Another polemical exhibition of American art
Out in front of the museum stands “Peace Tower,” 2006, which Mark di Suvero and Rirkrit Tiravanija collaborated on with about 300 other artists invited to recreate the “Artists’ Tower for Peace”—first erected in Los Angeles in 1966 to protest the Vietnam War. Well intended, the tower seems impotent in the face of a saccharine or silent chattering journalist class, a populace that seems to acquiesce to the desires of business, and an administration that does as it pleases. “Peace Tower” does, however, hint at a theme in this Whitney Biennial—artists working together. The ideas they explore are often powerful; other times they seem like adolescent temper tantrums.
Perhaps the most compelling part of the Biennial is on the fifth floor in a display titled “Down By Law.” Curated by the Wrong Gallery, this collection of works by 54 artists explores the “dark heroes of the American dream.” Works range across generations and include Paul Cadmus’ watercolor “To The Lynching” (1935), Tim Rollins & K.O.S.’ “By Any Means Necessary: Nightmare” (1986), and Andres Serrano’s infamous “Piss Christ” (1987) depicting a crucifix submerged in urine. Two potent works in this series are David Wojnarowicz’s photostat “One Day, This Kid” (1980), and Felix Gonzalez-Torres’ “Untitled, Death by Gun,” both of which use text to draw the viewer into the work, and convey an unnerving, memorable sense of empathy. The gallery is hung salon-style and provides a clarion call to American culture that echoes artist Sam Durant’s astutely titled work “We Are All Outlaws in the Eyes of America” (2004).
Unfortunately the remainder of the exhibition dithers all over the spectrum of globalized culture, grasping at straws to conceptually tie the exhibition together.
The best of the lot includes Ryan Trecartin’s laugh out loud video, “A Family Finds Entertainment;” Jamal Cyrus’ defiant, subversive drawings and sculptures, especially “The End Of My Beginning;” Angela Strassheim’s photograph of a father grooming his son from her series “Left Behind;” and paintings by Chris Vasell and Rudolph Stingel.
“Day For Night,” as described by the catalogue, attempts to examine the “schizophrenic situation…(of) two realities that discomfortingly coexist: one of anxiety, exasperation, and despair: and another of exuberance, energy, and wishful thinking.” In the end the curators, Chrissie Iles and Philippe Vergne, did the impossible job of collecting contemporary American artists under one roof with the laudable goal of attempting “to capture the artifice of American culture, in all its complexity.”
The result feels like a hodge-podge of politics, aesthetics, and a naval gazing art world.

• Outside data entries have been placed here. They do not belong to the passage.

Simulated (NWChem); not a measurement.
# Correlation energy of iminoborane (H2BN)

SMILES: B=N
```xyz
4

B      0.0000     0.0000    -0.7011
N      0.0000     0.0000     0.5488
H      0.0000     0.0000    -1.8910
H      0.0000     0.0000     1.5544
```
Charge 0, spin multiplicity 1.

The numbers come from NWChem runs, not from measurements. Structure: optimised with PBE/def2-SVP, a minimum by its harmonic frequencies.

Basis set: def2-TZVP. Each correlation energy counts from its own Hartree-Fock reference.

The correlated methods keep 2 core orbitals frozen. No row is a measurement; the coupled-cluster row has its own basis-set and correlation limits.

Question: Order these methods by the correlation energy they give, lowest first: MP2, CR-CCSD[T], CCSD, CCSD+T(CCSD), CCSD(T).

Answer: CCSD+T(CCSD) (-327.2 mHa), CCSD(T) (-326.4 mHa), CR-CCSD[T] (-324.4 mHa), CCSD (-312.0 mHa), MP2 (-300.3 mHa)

The sense of artists “working,” as Vergne has described, “in a space between day and night, between the history of forms and the forms of history… [where] many things are called into question or obscured” is a key theme. And yet even this idea was spread thinly, conveyed in part by the inclusion of Critical Art Ensemble and The Bureau of Inverse Technology, and others exploring group process. Yet, there are many more artists, collectives, and endeavors that could have represented this idea of working and social collaboration more deeply.